I designed the system from scratch — color tokens, typography, grid, and a full component library; engineering built it on Angular. Theming was baked in from day one, so new brands and new markets wouldn't mean a rewrite.
Result
A single source of truth for the web product, ready to carry new brands without branching.
Web — full rebuild on Angular
The website and dashboard ran on vanilla HTML/CSS — pages hand-rolled, no shared components, slow to ship. Rewrote the entire web product on Angular and redesigned every flow from the ground up — not ported, rebuilt.
Website
New visual language, rebuilt homepage, redesigned marketing pages.
Registration
Trimmed steps and fields. Added Google / Facebook sign-in and WhatsApp OTP verification.
KYC
A multi-page regulator-mandated form. Cut the steps, added liveness checks and a "why we're asking" note on every field, and enabled camera capture of ID – photos parsed automatically, form pre-filled.
Deposits and withdrawals
Redesigned flows, added USD deposits alongside the local currency — mattered for users whose trading accounts were in USD but who funded from local-currency bank accounts.
Dashboard
Home, profile, operations history, every inner section — a fully rebuilt web dashboard.
Result
Web product fully on Angular — every flow redesigned end-to-end.
Mobile app
A full app built in parallel with the web — mobile design system rebuilt, every screen redesigned, functionality extended beyond the global app.
Registration and KYC
OTP-verified sign-up; full KYC questionnaire adapted for mobile.
Deposits and withdrawals
Local payment methods, different from the global app.
Theming and localisation
Feature-toggle system for theming, with copy managed through Crowdin.
Result
20K+ downloads, XXX% of active audience, XXX% of product revenue.
Result
Over eighteen months, a technically and functionally lagging product turned into a fully operational one — a mobile app, a rebuilt web dashboard, working back-office systems, and aligned communications across business, product, marketing, analytics, and the local office.
The goal I took the role for was to get the product ready to scale. The business had deliberately held back marketing spend while the product wasn't ready; once it was, the time came to scale — and a team of twelve was no longer the right shape for it. Each major flow — onboarding, KYC, billing, deposits and withdrawals — was handed to a dedicated specialised team. Management decentralised, and the Product Owner role in the form I held it was no longer needed.

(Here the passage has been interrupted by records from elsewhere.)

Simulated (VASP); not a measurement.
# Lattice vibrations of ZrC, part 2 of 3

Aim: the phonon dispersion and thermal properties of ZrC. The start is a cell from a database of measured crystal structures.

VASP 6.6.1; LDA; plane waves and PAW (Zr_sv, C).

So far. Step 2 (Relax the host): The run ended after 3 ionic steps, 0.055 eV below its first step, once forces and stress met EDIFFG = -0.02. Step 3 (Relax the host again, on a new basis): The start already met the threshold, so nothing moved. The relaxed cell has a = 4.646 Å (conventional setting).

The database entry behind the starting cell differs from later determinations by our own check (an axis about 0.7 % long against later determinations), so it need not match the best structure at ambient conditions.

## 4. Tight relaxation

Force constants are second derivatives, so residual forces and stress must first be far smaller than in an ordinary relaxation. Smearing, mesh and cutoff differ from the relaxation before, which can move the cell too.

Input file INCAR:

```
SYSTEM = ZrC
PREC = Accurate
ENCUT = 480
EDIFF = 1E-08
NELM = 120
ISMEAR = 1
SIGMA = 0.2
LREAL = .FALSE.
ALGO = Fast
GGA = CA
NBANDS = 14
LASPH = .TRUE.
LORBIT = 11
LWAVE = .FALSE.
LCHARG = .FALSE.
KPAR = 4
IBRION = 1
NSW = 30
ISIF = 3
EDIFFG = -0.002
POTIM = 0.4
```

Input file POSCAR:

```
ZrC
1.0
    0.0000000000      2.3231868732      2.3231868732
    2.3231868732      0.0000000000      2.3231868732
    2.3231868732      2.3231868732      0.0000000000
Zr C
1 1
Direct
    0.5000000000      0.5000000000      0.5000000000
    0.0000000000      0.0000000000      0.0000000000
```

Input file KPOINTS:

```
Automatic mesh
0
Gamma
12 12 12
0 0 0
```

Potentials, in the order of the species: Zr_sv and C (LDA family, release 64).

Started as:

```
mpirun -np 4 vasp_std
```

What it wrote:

I handed over the targets and went back into design — this time as a Lead Designer, working across the company's other products, mentoring and growing the designers around me.
Learnings
Running the team as PO without putting the pen down taught me to build from both sides of the table — to scope and sequence with engineering while still owning the craft. The sharpest lesson was the ending: the org shape that gets a product ready to scale is rarely the shape that scales it. Reading that moment — and handing the role over cleanly — mattered as much as the eighteen months of building.